WASHINGTON, May 31, 2017 - There’s a growing concern among some U.S. lawmakers and food manufacturers that they’ll see the price of sugar – and the food it’s made with – go up if the sugar refining industry gets what it is demanding from Mexico.
A group of 51 House members has signed onto a letter to Commerce Secretary Wilbur Ross not to go through with some proposals to regulate Mexican sugar imports. The letter, spearheaded by Reps. Danny Davis, D-Ill., and Charles Dent, D-Pa., urges Ross not to consider raising the floor price for raw and refined sugar and funneling some raw sugar imports directly to specific refiners.
“Our candy makers, food processors and soft drink makers – all these people use great quantities of sugar,” Davis told Agri-Pulse. “Their products – some of it – is practically all sugar. For us and our constituents, if sugar prices are too high to use these products, that’s going to have a negative effect on their businesses. I’ve had candy makers go out of business or move away, which has resulted in a loss of jobs in the area.”

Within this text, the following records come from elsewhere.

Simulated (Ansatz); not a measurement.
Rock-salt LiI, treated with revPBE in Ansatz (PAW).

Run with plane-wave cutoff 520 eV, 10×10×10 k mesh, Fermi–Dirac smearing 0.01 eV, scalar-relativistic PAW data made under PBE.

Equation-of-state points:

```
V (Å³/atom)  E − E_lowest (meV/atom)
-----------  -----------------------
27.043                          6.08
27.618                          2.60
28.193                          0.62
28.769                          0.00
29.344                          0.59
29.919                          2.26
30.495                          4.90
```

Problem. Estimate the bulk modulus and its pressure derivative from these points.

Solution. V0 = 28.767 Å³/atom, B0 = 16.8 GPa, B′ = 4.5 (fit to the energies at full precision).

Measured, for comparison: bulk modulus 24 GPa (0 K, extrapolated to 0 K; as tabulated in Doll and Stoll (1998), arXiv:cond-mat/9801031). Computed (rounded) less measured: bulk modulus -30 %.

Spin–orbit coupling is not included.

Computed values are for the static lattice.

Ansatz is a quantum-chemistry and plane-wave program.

Ten senators, in a separate letter, also urged Ross not to push up prices through a new sugar trade deal with Mexico.
“The suspension agreements between the United States and Mexico impose a price floor on imported sugar that is significantly higher than the guaranteed price for domestic sugar,” the senators wrote. “While this policy benefits U.S. sugar growers and refiners, it harms American consumers, who are forced to pay higher prices at the grocery store.”
The U.S. and Mexico have been in talks for months, trying to renegotiate a “suspension agreement” that limits Mexican sugar exports to the U.S. in return for the U.S. not imposing steep antidumping and countervailing duties on Mexican sugar.
Under the current suspension agreement, Mexico is allowed to export up to 53 percent of its sugar as refined product, but U.S. refiners have accused the country of going beyond that limit. So, the U.S. is now demanding that the limit on refined sugar be lowered to just 15 percent, with the remaining 85 percent mandated to be raw.
On May 1, U.S. Commerce Secretary Wilbur Ross announced that the talks had failed and the two countries were at an impasse. He also said that if an agreement was not reached by June 5, the U.S. would activate the duties, essentially cutting off sugar trade with Mexico.
That would be a big mistake, the lawmakers and food industry argue, but so would a new suspension agreement that only takes into account the needs of the U.S. sugar sector and not the food industry.
U.S. sugar refiners, most of whom are represented by the American Sugar Alliance, have not released details of their proposals for what they would like to see in the new suspension agreement, but representatives of the U.S. sugar-using companies say that they and the lawmakers who wrote the letter have seen the details.
The lawmakers stressed that while they understand the desire of refiners to see more imports be in the form of raw sugar as opposed to refined, they are strongly opposed to other proposals.
“While a higher level of raw sugar should be required in the agreements, this must be done without the government picking winners and losers among private companies, so an improved set of agreements should ensure fair competition and not effectively limit shipments to only certain cane refineries,” they said in the letter. “The 2014 farm bill established price support levels for both raw and refined sugar, and Congress has taken no action to authorize the
Administration to increase these support levels, so improved suspension agreements should avoid any reference prices that effectively support U.S. sugar prices significantly above levels debated and approved by Congress, and in no case should reference prices be increased from their levels in the existing suspension agreements.”
The proposals the lawmakers are talking about in the letter originated from U.S. refiners, according to food and candy processing sources. A spokesperson for the American Sugar Alliance said the group was unable to comment. A spokesman for the U.S. Commerce Department declined to discuss details.
“The details of the discussions between Commerce and the Mexican government and industry are not public, but Secretary Ross remains hopeful that a negotiated solution can be reached,” the spokesman said.
Davis and the other lawmakers told Ross that they strongly urge him to “consult with, and take into account the interests of, the companies that make food products and beverages using sugar. … These bilateral negotiations should not be an excuse for the U.S. sugar lobby to extract yet more benefits from its customers through market manipulation that flies in the face of open and fair competition.”
Separately, food industry sources say they are worried that Commerce is considering a proposal to decrease the mandatory polarity (or purity) level of sugar imports from Mexico. That level is now set at 99.5 percent, but if it were lowered to a proposed 99.2 percent, that would make it hard for Mexico to comply with.
What it would do is assure that the sugar coming in from Mexico would need to be refined and thus provide business for U.S. refiners. Sugar that is already refined or even partially refined can often bypass refineries and go straight to food manufacturers.
“The reason the (suspension agreement) came to renegotiation was that the traditional sugar refiners were getting insufficient raw sugar to operate their plants sufficiently,” a food and candy industry representative said. “It is the belief of the lawmakers who signed that letter that much of what’s on the (negotiating) table has nothing to do with the original problem.”